Thursday, July 9, 2015
J201 (13 rue de l'Université)
The interwar period (1918-1940) was a time of intense crisis for professional musicians in Belgium. After a brief period of economic improvement following World War I and the introduction of universal suffrage for men, union attempts to improve musicians’ living and working standards were eroded by new music technologies, taxes on entertainment, and rampant inflation. The death knell for thousands of musical careers, particularly in cinema orchestras, came with the nearly simultaneous arrival of sound film and the global financial crisis. During the 1930s, the Belgian government created several radio orchestras and the Orchestre national de Belgique, but these measures only benefited an elite group of Conservatory-educated musicians. Moreover, the new orchestras, while providing stable sources of income for a lucky few, had little impact against the enormous wave of unemployment that had transformed the face of the professional music community in 1929 and 1930.

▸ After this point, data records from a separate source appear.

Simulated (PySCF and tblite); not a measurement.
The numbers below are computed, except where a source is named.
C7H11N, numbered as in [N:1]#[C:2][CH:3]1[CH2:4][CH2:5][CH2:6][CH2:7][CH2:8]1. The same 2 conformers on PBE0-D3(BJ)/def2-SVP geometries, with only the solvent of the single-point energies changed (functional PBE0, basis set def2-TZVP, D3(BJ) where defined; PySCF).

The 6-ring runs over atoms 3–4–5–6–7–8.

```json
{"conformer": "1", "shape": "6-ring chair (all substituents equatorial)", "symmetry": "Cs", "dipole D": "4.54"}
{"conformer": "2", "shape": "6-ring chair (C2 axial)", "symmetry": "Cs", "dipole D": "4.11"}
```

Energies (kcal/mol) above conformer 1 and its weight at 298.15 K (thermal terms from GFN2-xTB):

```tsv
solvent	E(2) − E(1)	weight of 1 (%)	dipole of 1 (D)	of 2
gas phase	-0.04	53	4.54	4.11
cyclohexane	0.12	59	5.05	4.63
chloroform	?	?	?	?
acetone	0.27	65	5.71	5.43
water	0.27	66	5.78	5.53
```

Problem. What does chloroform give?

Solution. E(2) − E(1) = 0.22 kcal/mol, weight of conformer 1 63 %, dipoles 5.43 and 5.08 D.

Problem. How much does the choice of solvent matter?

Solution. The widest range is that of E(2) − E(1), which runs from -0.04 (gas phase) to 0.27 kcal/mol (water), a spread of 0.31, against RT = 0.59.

This paper argues that the fate of working musicians in the city of Brussels is indicative of larger trends that impacted musicians throughout interwar Europe. Particular attention will be given to the processes by which Orchestras were eliminated from cinemas and other public places of entertainment; government measures taken in an attempt to help unemployed musicians; and a statistical analysis of those who benefitted from the creation of new government-funded orchestral positions during the 1930s. These events would forever change the vision of the future held by 20th century musicians.